His answer: “Who knows? But that the greatest novelties of tragic form should arise away from the mainland . . . is quite a sign of what European literature had to gain from losing its unity, and forgetting its past.”

He suggests that the very separation of England from Europe largely contributed to what emerged from a Europe characterized by “the constitutive dis-union of its cultural scene . . . And this means that Europe doesn’t simply offer ‘more’ space than any nation state, but especially a different space: discontinuous, fractured, the European space functions as sort of archipelago of (national) sub-spaces, each of them specializing in one formal variation.”

Extending his geographical perspective concerning modern European literature, Dr. Moretti observes, “the European space is not a landscape, not a backdrop of history, but a component of it; always important, always decisive, it suggests that literary forms change ‘in’ time, no doubt, but not really, because of time.”

He goes on to suggest that spatial relationships are crucial to literary production, for “a form needs time in order to reproduce itself; but in order to arise it is space that it needs most. Space, spaces, plural, of neighboring, rival cultures; where the exploration of formal possibilities may be allowed, and in fact encouraged as a sort of patriotic duty. Once more; a space of a divided Europe.”

Addressing the thrust of his work, he asserts the importance of going beyond the plentiful local and national literatures to explore world literature, because “after all, the literature around us is now unmistakably a planetary system. The question is not only what we should do, the question is how. What does it mean, study in world literature? How do we do it?”

This is a daunting undertaking for “we are talking of hundreds of languages and literatures here. Reading ‘more’ seems hardly to be the solution. Especially because we just started rediscovering what Margaret Cohen calls the ‘great unread’. . . there are 30,000 19th century British novels out there, 40, 50, 60,000—no one really knows, no one has read them, no one ever will. And then there are French novels, Chinese, Argentinean, American. . . .

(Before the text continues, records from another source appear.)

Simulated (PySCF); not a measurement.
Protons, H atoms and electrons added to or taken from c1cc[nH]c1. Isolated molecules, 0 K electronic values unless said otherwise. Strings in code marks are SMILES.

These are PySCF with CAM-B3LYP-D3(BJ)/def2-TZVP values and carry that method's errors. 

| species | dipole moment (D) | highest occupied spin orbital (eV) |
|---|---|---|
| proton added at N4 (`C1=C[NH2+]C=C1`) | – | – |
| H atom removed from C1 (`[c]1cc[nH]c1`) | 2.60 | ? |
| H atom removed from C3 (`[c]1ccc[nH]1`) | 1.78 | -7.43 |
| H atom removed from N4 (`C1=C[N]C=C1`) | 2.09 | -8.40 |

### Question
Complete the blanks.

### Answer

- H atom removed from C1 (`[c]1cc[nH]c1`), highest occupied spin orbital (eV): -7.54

“Reading ‘more’ is always a good thing, but not the solution.” Taking inspiration from Max Weber’s writing of “the conceptual and their connection of problems which define the scope of the various sciences,” the author proclaims, “World literature is not an object, it’s a problem and a problem that asks for a new critical method; and no one has ever found a method by just reading more texts. That’s now how theories come into being. They need a leap, a wager—a hypothesis, to get started.”

The study of literature has long been dominated, really monopolized by close reading. Dr. Moretti advocates by viewing literature from a distant perspective he argues one can see what cannot be seen close up.

Dr. Moretti readily acknowledges that his theory may not be well received in the United States, a place “of close reading…the trouble with a close reading . . . is that it necessarily depends on an extremely small cannon.” He asserts, provocatively yet accurately, that close reading is not the path to comprehending world literature, for “at bottom, it’s a theological exercise—a very solemn treatment of a very few texts taken very seriously—whereas what we really need is a little pact with the devil: we know how to read text, now let’s learn how not to read them. Distant reading: where distance, let me repeat is a condition of knowledge: allows you to focus on units that are much smaller or much larger than the text: devices, themes, tropes—or genres and systems.”

The author draws the metaphoric distinction between those favoring close—and therefore narrow focus—and distant—more expansive—reading by suggesting “the division of labor between national and world literature; national literature, for people who seek treatise; world literature, for people who see waves.”

Putting this in context, he frontally addresses the fundamental problem for “knowing 200 novels is already difficult. 20,000? How can we do it? What does ‘knowledge’ mean in this new scenario? One thing for sure: it cannot mean the very close reading of very texts—secularized theology (really) canon!—that has radiated from the cheerful town of New Haven over the whole field of literary studies. And larger literary history requires other skills: sampling, statistics, work with series, titles, concordances . . . and perhaps also the ‘trees’ I discuss in this essay.”

Distant Reading both explores the implications of the vastness of literature through analytics concerning the patterns of the length of novel titles as well as numbers of novels published per year over extended time horizons. Applying the same perspective to Hollywood films, Dr. Moretti discovers that over the 1986–95 decade, the prevalence of action films amongst the top five box-office hits varied dramatically, from about 15% in Australia and 27% each in Norway and Switzerland, to 80% each in Jamaica and Malaysia, and 67% each in Taiwan and Thailand.

By contrast, comedy, were not featured in any of the top five box-office hits in Serbia, Malaysia, Taiwan, and Chile, while being popular in Czech Republic 30%; Hungary, 29%, and Austria and Israel at 27% each.

Dr. Moretti’s work reflects the confluence of cultural inquiry and big data. He observes, “Intuition is a good thing, but concepts are better,” then proceeds to state that applications of network theory, more specifically employment of big data analytics, are even better still.

With “digital databases and automated data retrieval . . . today, we can replicate in a few minutes investigations of months and years of work.”

Employing analytic techniques and social sciences in graphing, mapping, and charting the directions, emphasis, and meaning of words collected in the form of novels, Distant Reading is the literary discipline’s version of disruptive innovation. Dr. Moretti proclaims that since there is far too much to read, we must change the way we read, which he models through a big-data equivalent to evaluating fiction.